Renovating an apartment is more similar to animation production than I would like. A metaphorical look into the logistics, planning and communication that swallowed me whole.

Day 1; the point of departure

I know its been bad timing to disappear so completely so shortly after beginning to write here at AWN, but the last 3 weeks have engulfed me and my time - I've been renovating a new apartment. I'd thought I could still manage to continue my posts in the evenings, but alas I was wrong.

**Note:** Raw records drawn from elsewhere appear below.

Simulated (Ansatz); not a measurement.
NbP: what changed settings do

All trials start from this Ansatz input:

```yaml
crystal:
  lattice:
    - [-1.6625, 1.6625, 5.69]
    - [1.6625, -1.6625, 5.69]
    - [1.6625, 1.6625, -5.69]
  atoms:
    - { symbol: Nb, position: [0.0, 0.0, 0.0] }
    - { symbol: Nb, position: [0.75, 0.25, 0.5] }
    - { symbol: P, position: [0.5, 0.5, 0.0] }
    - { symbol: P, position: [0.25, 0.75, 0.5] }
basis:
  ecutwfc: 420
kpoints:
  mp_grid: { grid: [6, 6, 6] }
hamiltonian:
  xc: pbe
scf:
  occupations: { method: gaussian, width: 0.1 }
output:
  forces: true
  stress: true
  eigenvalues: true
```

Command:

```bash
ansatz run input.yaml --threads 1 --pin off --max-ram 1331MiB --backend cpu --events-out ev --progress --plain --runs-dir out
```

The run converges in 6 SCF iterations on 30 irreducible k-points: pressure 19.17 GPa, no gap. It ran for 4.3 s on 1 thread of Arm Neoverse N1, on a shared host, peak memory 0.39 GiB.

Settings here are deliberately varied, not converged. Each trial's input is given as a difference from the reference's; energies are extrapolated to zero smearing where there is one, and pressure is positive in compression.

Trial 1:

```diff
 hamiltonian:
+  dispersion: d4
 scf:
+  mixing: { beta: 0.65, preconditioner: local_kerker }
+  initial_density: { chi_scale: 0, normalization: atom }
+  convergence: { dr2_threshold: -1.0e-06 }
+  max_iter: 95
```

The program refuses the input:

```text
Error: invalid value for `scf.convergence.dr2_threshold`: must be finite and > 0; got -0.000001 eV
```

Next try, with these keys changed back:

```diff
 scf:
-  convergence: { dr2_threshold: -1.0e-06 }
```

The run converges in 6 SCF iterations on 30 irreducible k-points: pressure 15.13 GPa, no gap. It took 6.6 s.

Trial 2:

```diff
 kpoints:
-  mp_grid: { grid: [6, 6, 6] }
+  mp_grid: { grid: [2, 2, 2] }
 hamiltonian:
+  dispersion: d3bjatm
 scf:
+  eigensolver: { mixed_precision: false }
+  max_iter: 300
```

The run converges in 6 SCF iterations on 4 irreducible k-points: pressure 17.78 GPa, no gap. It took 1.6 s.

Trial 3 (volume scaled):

I'm returning to Berlin after a 5 year stay in Ludwigsburg, where I teach at the Filmakademie. We'd found an apartment, arranged the finances and planned what we would like to change. Managing 3D productions, I know that key to meeting tight deadlines is knowing what your goal is - in detail. So I whipped out Modo and used some quickly blocked 3D models to discuss our plans with my wife. We had a very tight deadline (3 weeks) and were too ambitious. But thanks to intense sessions in front of the computer, I was at least sure that we - the contractors - wouldn't start fighting with each other in front of the handimen. I was bent on NOT becoming the horror client I myself dread.

Simple enough; the plan

Okay... so we know what we want and that we only have 3 weeks to do it. We found candidates for plumbers, tile-layers and electric and began the selection process and at the same time got the sledge hammer out. Whoom. By day 3 we were all set up, on plan and in budget. We even had fun doing demolition. We rock.

Day 3; tearing the walls down

By day 5, we'd filled an 8 ton container and our apartment was gutted. Imagine the above scene minus the mess.

Yeah, it looked a lot like this! But wait. This is the apartment at about the middle of week 3. Looks like a cleaned-out version of the demolished version above, right? What happened to the week-and-a-half worth's of 8 to 10 hour days that went into getting things to look like that? We had the support of capable professionals and 

I sweltered in deja-vu. This was like a number of productions I'd been involved in... seen superficially, a large portion of the work had been done in the first week. After that, the effort was just as intense, but the progress - seen froom afar - seemed minimal. The walls had to be prepped, the floor had sunken since the building's cinstruction so that the floor had to be levelled with estrich, countless details lined up and had to get done yet none of these things seemed as momentous as those knocked out walls. An observer detached from the day-to-day issues might well question the project's schedule - a contracting client, for example.

And it came worse... Despite our planning we'd been confronted with details that forced us to alter our plans, despite supervising communication between two workers, they'd botched a tiled toilet accessory. I knew too little of the details they were arguing about, and so was incapable of deciding a course of action. In the end they had to redo their work.

I couldn't help but enjoy myself, despite the pressures of a quickly approaching, hard deadline in the form of a moving truck's arrival... A perverse enjoyment, in fact. I had become my own nightmare client! It was like popping through the wall and finding myself in the producer's shoes. Oddly enjoyable.

But there was another reason for my calm, and it wasn't the numbing exhaustion of the intense crunch phase. The middle of week 3 was a landmark date that triggered that one resource that all production managers keep handy... a back-up plan. We'd contacted a painter and a parquett floorman in advance and had set a do-or-die date for booking them to work in the week in which we were packing and preparing the move. So, though it hurts financially, its nothing compared to the pain of moving into a gutted hole with all our belongings and having to moonlight subsequent renovation.